Aug. 5 (Bloomberg) -- Fannie Mae and Freddie Mac, the biggest U.S. mortgage-finance companies, may report net losses through the first quarter of 2009 as home-loan delinquencies rise to the highest on record, analysts' estimates show.

Freddie, based in McLean, Virginia, may say tomorrow when it releases second-quarter results that it had $1.9 billion in credit-related costs, while Washington-based Fannie on Aug. 8 will report $2.4 billion, according to Credit Suisse analyst Moshe Orenbuch in New York. The companies' regulator said in a July 22 report that Fannie and Freddie may need to write down the value of $217 billion in subprime and other risky securities.

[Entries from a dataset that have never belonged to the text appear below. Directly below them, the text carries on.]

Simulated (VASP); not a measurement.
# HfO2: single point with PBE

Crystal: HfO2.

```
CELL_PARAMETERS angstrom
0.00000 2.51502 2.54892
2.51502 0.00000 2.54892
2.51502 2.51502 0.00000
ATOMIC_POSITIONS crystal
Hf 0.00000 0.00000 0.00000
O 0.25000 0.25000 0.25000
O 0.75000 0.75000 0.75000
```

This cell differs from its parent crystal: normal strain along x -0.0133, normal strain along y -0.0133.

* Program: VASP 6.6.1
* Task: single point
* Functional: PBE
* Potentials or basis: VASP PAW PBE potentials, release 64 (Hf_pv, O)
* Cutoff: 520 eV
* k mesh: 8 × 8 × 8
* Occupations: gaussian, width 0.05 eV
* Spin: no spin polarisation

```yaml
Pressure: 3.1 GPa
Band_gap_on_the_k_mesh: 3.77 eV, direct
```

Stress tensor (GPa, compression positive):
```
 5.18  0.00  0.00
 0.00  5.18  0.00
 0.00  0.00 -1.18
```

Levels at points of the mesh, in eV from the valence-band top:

``We see them continuing to lose money for the next several quarters,'' said Orenbuch, the top-ranked analyst covering the companies, according to Institutional Investor magazine. He rates Fannie and Freddie ``underperform.'' ``Their credit losses are still going to be stubbornly high and that's only partially offset by the better revenues'' for guaranteeing loans from default, he said in an interview.

Freddie, led by 64-year-old Chief Executive Officer Richard Syron, will likely report a quarterly loss of about 55 cents a share, the average estimate of 10 analysts surveyed by Bloomberg. Fannie, led by Daniel Mudd, 49, may post a loss of 75 cents, the estimates show.

Earnings Forecasts

Freddie will continue to lose money through the second quarter of 2009, while Fannie's losses will extend through the first three months of next year, according to the analysts. Freddie spokesman Michael Cosgrove declined to comment before the earnings report, as did Fannie spokesman Jason Lobo.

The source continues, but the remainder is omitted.